Edward Taehan Chang, ethnic studies professor at the University of California-Riverside, speaks of "the burden of double expectation" that Asian-Americans carry. First, there is the "myth of the model minority" which demands they be hard-working high-achievers. Second, there are the expectations of academic accomplishment from family. "Parents often don't understand how much pressure is created."

Indian-Americans are no shirkers when it comes to expecting children to do well in school and career. Madhulika Khandelwal of the Asia America Center, Queens College, says the community has its own "model minority myth". There is great income variety among Indian-Americans than is recognised. "The community likes to paper over class differences." The focus is on the investment bankers. The taxi drivers get overlooked.

Assimilation in the US poses another set of problems. Observers of the Korean community often speak of the "1.5 generation": Asian-Americans who came to the US between the ages of seven and 11. "If they succeed they do well. Speaking a second language is useful in a global society," says Chang. "But sometimes they don't speak either language well. They have serious problems becoming a member of either Korean or American society." Cho came to the US when he was eight.

Indian-Americans may have an advantage. Indians come from "a postcolonial society with a lot of British exposure," says Khandelwal. Their command of English is an advantage in the US. Khandelwal says Korean colleagues tell her Indian migrants seem to handle the transition easily.

However, it's not all milk and honey for Indian migrants. "Identity is not something that a migrant to the US gets automatically," says Khandelwal. Going to college — when youth are separated from family and exposed to a broad spectrum of people – often generates "anxiety and isolation" and makes second or third generation immigrants "wonder about their place in society." Lower-class Indians don't even have a linguistic leg-up because they are often "uncomfortable with speaking English".

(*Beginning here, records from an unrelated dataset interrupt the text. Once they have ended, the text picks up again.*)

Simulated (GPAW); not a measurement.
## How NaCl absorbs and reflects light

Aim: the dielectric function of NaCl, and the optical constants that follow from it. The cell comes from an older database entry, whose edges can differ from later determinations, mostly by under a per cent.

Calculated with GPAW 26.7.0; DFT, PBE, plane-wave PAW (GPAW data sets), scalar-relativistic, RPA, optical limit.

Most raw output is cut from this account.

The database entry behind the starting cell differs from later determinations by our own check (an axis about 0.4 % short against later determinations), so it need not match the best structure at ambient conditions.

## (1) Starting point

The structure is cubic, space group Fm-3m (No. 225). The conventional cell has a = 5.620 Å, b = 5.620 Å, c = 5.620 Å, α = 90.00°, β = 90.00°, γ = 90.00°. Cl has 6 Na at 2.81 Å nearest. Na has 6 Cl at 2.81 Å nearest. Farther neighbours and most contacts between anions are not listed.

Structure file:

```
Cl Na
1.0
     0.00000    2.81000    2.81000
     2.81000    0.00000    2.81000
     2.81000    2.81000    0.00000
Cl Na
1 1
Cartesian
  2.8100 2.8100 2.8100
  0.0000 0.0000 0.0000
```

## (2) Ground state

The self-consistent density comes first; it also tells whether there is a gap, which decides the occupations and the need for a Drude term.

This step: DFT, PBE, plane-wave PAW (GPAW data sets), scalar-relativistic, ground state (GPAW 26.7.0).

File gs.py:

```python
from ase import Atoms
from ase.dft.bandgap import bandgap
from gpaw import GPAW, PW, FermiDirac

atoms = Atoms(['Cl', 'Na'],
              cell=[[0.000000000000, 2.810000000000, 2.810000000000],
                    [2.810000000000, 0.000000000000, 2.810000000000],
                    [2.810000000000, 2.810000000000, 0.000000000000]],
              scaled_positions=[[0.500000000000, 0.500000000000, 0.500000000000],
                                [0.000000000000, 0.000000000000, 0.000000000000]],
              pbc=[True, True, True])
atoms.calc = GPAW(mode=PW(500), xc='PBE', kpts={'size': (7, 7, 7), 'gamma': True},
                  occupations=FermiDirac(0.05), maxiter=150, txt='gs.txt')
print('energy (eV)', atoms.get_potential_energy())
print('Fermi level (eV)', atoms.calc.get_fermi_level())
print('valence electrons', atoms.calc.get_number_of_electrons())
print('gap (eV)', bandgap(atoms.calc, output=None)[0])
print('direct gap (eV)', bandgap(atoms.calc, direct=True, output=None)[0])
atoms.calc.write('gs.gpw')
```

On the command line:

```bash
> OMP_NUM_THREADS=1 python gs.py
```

Chang believes Koreans were traditionally more demanding on their children than other Asian-Americans groups. However, all groups are addicted to what he calls the "education gamble". They invest everything into one basket and have no alternative if that doesn't work. "Cho, for example, was a gambling failure. His sister, who goes to Princeton, is a success." Fortunately, he says, Asian-American parents are learning to ease off a bit. Even Koreans seem to be coming around to the view that if their children "make it to college, that's success enough. After that, it's hands off."